In the second of his Tipping's Tipples reports from southern Germany, MIKE TIPPING visits Wurttemberg, famed for its reds.
THE Wurttembergische Weingartner-Zentralgenossenschaft (WSG) in Moglingen has a very long name that is hard to pronounce. It also produces 35 million bottles of wine a year. All the wine-growing co-operatives and wineries in the Wurttemberg area, 73 in total, are members of the WZG. The WZG pays five cents per bottle on return, they can be cleaned and reused ten to 12 times on average.
A tour of the bottling and wine-producing areas at the WZG did nothing for the romance I associate with wine. Giant stainless steel towers used for fermentation stretched to the top of the WZG roof and my ears resonated with the harmonics of the bottling plant. I was glad to reach a large conference room, where wine producers had set up stall.
There was an array of wines to sample. I decided to stick to the local red, lemberger. My favourite was Marbacher Neckarhalde Lemberger trocken barrique 2000. This was nice and chewy with a delicious toasted oak finish. I picked up cherry, violet, almond and paprika flavours. It's hard to describe lemberger but it's not dissimilar to a merlot. If I could find it on the UK supermarket shelves, I'd snap it up.
I also tried trollinger, which is almost like a ros. It's light and chillable, which is great for summer nights. The Swabians in their sunny clime, appreciate these values. The example I tried was semi-dry with great smoothness and strawberry notes.
We had lunch at the WZG. The main course was a beef steak, which the Swabians like fairly well done. It was accompanied by large amounts of noodle-like, well, noodles, and I drank a lemberger.
In no time at all, we had arrived in the cellars of Schlosskelleri in Ohringen. A huge, decorative oak barrel greets visitors descending the steep stone steps into the cellar. This barrel, from 1702 and no longer in use for wine production, has become a visitor attraction.
The rear of the barrel is open, revealing a bench and table from which non-claustrophobics can sample wine. I headed upstairs to the castle proper, where four local wine producers provided samples.
Michael Graf Adelmann was every bit the German count. Tall and proud, he was sporting a cravat.
"In five years time it will be at least two glasses better," the count said in reference to one of his fine Graf Adelmann Lemberger offerings.
It was thanks to the count's wine and numerous samplings of young wines previously, that, by this stage, this writer's gums were beginning to recede. All that exposed dentine was giving me much graf, sorry grief. The lengths I go to, to bring you this column every week. It's a tough life.
Picking up the Tipping's Tipples vote at the sampling was a wonderful cuvee of cabernet sauvignon, cabernet dorio and lemberger. The 1999 Jodokus Rotwein Trocken Hades QbA barrique, from the Drautz-Able winery, had a nose-and-a-half full of rich fruitcake; this divine liquid had cherry and plum flavours. One to sit back and enjoy I think but at £25 (if it were available in the UK), you better make sure you do enjoy it.

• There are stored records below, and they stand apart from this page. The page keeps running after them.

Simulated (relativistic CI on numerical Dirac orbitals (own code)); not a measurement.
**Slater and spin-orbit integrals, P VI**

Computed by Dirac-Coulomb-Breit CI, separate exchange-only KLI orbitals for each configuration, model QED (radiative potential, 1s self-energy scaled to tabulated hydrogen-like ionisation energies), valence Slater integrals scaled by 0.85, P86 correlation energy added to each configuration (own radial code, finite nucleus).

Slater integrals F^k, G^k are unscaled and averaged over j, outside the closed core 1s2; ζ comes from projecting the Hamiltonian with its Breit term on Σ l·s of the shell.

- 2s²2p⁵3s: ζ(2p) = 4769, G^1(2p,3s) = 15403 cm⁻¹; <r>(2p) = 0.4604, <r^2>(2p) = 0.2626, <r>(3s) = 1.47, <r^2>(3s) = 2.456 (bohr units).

Also needing of a mention are the wines of the young and very lofty Frank Rominger. His German grape variety wines owe a lot in their production to the New World. Australia to be precise, where Frank, in part, learned his trade. Not yet but perhaps in a few years, Frank's Homo-Sapiens wine label will be common in the UK.
I was in my element in Wurttemberg, where they take their whites seriously but red is king. In this country we associate quality German wine only with riesling. But some German reds, particularly those of Swabian origin, could give any French, Spanish or Italian red a run for their euro.
After a lengthy stay at the castle in Ohringen, it was more travelling. This time to a hotel in Franken and all things Bavarian.
But that's next weeks Tipping's Tipples.
Wurttemberg fact file:
Location: Wurttemberg lies between the Swabian Jura and the Tauber River Valley. Stuttgart is the region's major city.
Main wine varieties: the reds - trollinger, spatburgunder (pinot noir), schwarzriesling (pinot meunier), lemberger; and the whites - riesling, kerner and Muller-Thurgau.
Wine fact: Swabians, the good folk who live in Wurttemberg, consume almost twice the national average of wine per head.
Quote of the day: Something in German, I suspect unrepeatable, that our coach driver muttered after being asked to perform a third U-turn.